Computational framework combining static and transient power system security evaluation using uncertainties

• Reviews previous probabilistic small signal and transient stability analyses.
• Proposes new taxonomy and a decoupled treatment for power system uncertainties.
• Suggests ad-hoc probabilistic state spaces for static and dynamic evaluations.
• Develops new set of probabilistic static and transient security indices.
• Illustrates applications of proposed new concepts using well known test system.

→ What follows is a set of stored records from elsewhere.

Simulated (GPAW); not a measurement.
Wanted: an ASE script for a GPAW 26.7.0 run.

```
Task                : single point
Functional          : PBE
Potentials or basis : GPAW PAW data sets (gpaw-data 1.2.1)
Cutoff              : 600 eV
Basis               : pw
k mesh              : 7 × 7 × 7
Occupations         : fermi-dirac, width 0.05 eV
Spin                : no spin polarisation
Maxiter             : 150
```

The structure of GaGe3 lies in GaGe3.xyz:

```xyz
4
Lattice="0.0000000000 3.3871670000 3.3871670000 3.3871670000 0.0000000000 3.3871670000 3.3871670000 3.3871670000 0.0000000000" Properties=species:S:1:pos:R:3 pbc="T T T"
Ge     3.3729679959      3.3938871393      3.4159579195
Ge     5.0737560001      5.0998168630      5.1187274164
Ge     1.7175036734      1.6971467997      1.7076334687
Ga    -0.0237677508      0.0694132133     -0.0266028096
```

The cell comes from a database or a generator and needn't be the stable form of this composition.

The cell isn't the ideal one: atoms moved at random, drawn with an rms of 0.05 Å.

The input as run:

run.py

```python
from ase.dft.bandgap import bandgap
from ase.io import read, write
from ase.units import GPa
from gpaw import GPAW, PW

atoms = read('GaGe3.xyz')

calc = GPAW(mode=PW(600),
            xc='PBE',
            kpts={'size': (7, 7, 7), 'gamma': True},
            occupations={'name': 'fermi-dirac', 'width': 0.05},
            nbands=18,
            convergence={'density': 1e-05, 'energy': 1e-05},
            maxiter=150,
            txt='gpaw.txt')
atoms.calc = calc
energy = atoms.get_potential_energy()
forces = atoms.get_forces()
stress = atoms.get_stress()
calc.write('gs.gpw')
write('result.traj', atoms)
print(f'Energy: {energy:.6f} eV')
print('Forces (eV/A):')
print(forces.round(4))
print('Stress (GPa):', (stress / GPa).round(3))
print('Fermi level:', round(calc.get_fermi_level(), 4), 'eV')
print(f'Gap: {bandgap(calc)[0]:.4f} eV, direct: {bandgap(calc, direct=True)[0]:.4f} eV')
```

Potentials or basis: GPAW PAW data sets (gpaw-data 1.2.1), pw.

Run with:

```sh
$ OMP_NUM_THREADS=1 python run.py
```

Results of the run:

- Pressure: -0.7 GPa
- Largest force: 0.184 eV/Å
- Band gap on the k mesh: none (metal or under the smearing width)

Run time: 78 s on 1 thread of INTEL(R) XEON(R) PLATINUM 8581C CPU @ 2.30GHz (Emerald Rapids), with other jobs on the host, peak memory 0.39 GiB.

This paper presents a simplified but effective procedure to represent power system uncertainties that allow the development of a computational tool to tackle the power system probabilistic security problem from both the small signal stability (SSS) perspective, and the transient stability (TRS) analysis perspective. A set of examples using the New England test-system is presented and discussed. Among the advantages of the suggested method, the following points are evident: (i) the ability to discriminate between the three types of uncertainties (scenarios, fault events, and noise types) that permeate power systems and that are relevant to the system security; (ii) the capacity to use existing traditional tools from both small signal dynamic analysis and transient stability analysis to adapt them easily to the well-established concept of probabilistic adequacy assessment, without resorting to abstruse and hard-to-implement theoretical techniques; (iii) the enormous advantage of usual availability for the required statistical data (no hard-to-collect data are required); and (iv) proposal of a conceptual procedure that renders a highly combinatorial problem amenable to current state-of-the-art hardware resources, within acceptable limits of computational burden. Important practical results that one may wish to highlight are related to the effective representation of noise uncertainties through a straightforward combination of weighted histograms, and the successful performance of the new Apparent Stability Index – ASI.